Basics of an Inter Partes Review Petition

By Eugene T. Perez

Inter partes review (IPR) is governed by the USPTO rules set forth in 37 C.F.R. §§ 42.100 – 42.123. When filing a petition for IPR, the following have to accompany the petition:

  • The government of the fee as established by the Director under 35 U.S.C. § 321 (which is $9,000 for 20 claims or less);
  • Identification of all real parties in interest;
  • With particularity identify for each claim challenged the grounds on which the challenge to each claim is based (e.g., unpatentable for obviousness and thus the claim should be canceled), and the evidence that supports the grounds for the challenge to each claim, including:
(A) Copies of patents and printed publications that the petitioner relies upon in support of the petition and
        (B) Affidavits or declarations of supporting evidence and opinions, if the petitioner relies on expert opinions.
    • Any other information as the Director may require by regulation;
    • Copies of any of the documents required under paragraphs (2), (3), and (4) of 35 U.S.C. 312(a) sent to the patent owner or, if applicable, the designated representative of the patent owner.
    In identifying each claim that is challenged the grounds on which the challenge to each claim is based, any number of affidavits/declarations can be submitted with the IPR petition.  For instance, a declaration can be submitted that explained one or more prior art references.  And/or, a declaration can be submitted explaining the state of the art.  Further, a proper claim construction should be given to the disputed patent claims.

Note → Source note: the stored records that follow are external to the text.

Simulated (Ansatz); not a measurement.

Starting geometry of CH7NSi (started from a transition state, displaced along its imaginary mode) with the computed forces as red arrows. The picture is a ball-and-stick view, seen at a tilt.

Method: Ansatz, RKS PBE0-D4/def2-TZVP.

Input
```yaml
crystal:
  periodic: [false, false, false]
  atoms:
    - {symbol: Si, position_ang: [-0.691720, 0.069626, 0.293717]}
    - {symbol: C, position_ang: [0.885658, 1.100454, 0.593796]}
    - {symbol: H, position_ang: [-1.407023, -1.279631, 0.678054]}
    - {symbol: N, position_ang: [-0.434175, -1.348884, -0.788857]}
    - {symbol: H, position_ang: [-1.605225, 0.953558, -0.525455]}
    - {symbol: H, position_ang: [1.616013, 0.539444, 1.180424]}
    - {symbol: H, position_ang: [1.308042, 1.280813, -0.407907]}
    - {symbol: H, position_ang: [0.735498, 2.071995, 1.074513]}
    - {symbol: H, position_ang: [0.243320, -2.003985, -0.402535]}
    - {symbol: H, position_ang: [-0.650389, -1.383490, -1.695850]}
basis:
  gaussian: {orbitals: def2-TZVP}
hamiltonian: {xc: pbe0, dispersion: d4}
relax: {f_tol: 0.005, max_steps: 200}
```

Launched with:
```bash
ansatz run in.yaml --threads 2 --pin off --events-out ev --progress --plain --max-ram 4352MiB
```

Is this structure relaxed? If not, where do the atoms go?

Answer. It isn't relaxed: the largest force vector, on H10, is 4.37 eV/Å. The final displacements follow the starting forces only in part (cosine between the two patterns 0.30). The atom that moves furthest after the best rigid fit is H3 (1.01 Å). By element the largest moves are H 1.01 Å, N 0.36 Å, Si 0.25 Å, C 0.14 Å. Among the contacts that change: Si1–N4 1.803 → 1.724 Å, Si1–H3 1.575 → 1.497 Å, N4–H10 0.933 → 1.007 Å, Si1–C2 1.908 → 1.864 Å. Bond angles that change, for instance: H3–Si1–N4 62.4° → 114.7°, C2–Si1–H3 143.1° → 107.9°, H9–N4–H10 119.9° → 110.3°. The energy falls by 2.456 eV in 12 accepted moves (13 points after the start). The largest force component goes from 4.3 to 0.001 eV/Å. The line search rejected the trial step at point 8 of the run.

More information on IPR, as well as post-grant review (PGR) and the transitional post-grant program for covered business method patents can be found in Final USPTO Rules (Federal Register, Vol. 77, No. 157, August 14, 2012). More information on the Patent Trial and Appeal Board procedure can be found in the Rules of Practice before PTAB (Federal Register, Vol. 77, No. 27, February 9, 2012).